Simplicity… A bit of a diversion from that which I normally post. I tend to gravitate toward images of simplicity. For me, competing objects are a distraction and my preference is to have the intended subject dominate the frame. I don’t always accomplish this. Photographing birds and wildlife sometimes requires they be recorded in their, sometimes, messy, less than clean and simple, environments. This lone stalk was a short distance from the American Beaver recently posted and on a relatively pristine expanse of wind and sun eroded snow. Pondering the essence and impact of this lonely seed bearing pillar, the thought emanated that this piece of the environment provided essential life supporting seeds to the birds that occupied this rather harsh place. As Winter Solstice transpires days will begin to get incrementally longer. Perhaps this lone seed offering seems insignificant. But, Nature, in all of her wonder seems to have a plan to sustain and provide for those remaining during the cold clutches of winter.

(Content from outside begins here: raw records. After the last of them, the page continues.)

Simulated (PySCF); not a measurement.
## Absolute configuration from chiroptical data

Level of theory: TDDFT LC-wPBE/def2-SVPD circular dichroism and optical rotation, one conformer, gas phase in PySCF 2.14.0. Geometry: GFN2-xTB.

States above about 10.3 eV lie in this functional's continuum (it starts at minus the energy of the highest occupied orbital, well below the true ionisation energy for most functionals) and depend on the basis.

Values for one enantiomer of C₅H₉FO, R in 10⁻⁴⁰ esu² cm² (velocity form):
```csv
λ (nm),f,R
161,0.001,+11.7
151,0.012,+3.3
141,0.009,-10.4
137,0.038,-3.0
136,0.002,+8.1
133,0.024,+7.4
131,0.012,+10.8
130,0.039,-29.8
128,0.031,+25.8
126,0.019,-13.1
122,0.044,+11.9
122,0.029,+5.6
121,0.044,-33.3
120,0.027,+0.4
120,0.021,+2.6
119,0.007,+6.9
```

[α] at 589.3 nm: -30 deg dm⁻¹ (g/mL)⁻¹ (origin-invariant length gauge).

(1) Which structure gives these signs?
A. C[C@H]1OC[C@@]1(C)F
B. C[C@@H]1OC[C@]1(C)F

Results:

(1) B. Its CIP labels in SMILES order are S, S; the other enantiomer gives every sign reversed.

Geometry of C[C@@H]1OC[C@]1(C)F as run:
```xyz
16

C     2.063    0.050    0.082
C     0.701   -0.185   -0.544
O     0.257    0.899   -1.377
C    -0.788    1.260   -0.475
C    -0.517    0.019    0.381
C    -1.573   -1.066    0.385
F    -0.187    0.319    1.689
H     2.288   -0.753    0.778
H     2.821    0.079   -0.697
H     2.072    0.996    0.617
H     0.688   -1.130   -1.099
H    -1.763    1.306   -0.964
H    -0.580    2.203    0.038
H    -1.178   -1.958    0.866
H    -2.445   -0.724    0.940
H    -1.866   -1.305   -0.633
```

A few days ago, I began what ended up being many, many miles driven, in different locations in an attempt to find and photograph suitable subjects. I drove, I walked, I sat, I pondered. The harder I looked, the less presented itself, or so it seemed. On a whim, I decided to take an unlikely detour to a location where I felt it was unlikely to really find anything. I had nothing but time, so I took the road (I could throw in, “less traveled,” which it was, but that would be cliché) and not really paying much attention. Then, in my view was an animal. At first I thought I had seen an otter and as I slowed to get a better view, it disappeared. Continuing on, I found nothing, except a bull moose about three counties away, so that was out of the question. I returned to the location I had seen the yet to be identified critter, and there is was. So, I carefully stopped so I could observe what I had found. To my disbelief, I was looking at a beaver (Castor canadensis). I have never seen a beaver in winter before. This one was busy gathering branches from the surrounding brush, dragging them to a hole in the snow and then disappearing. As I waited, he/she appeared again and came completely out of the hole into which it had disappeared. It’s snout snow-covered from rearranging snow around one of the holes it was using. So, on balance, it ended up being a pretty good day.
American Robin (Turdus migratorius) What does one do when there is high pressure sitting over the area, an inversion creating what some believe is crappy light and certainly nasty air quality, clouds, unseasonably warm temperatures, and a lack of birds? Practice! Five-hundred miles (Peter, Paul, & Mary should be playing through your head right now) traveled in the last couple of days, with nothing to show except some marginal photos of a Rough-legged Hawk and a Prairie Falcon. One can argue about wonderful light early in the morning and in the evening being more desirable. Some proclaim the current light is really crappy. And it might not be optimal, but the light when not the best creates challenges to overcome and provides opportunities — no harsh shadows, and in some cases more vibrants colors. After a time in the morning, the sun can become so bright that it can actually wash out the unique coloring of birds, and institute specular highlights where they usually are not wanted. Photographers who photograph flowers like cloudy days and muted light because of this very condition — more vibrant colors. So, what to do when things are not the best, make the best of the situation — shoot and practice at home in the yard. I was surprised at the willingness of birds to come so close and let me practice. In some instances, too close to focus on them within the minimum focusing limits of the lens I was using. Within 15 feet of my garage door, I was able to practice on a number of birds, including this sub-adult Robin who found delight in eating fruit from a non-fruit bearing (🤔), Flowering Pear tree. In addition to the Robin, I was joined by Chickadees, Goldfinches, Juncos, House Finches, Red-winged blackbirds, a Northern Flicker and a Downy Woodpecker, who was so close that I could only get its head in the viewfinder and was, consequently, too close to focus. More birds than I saw during recent travels and I only needed to walk a few steps.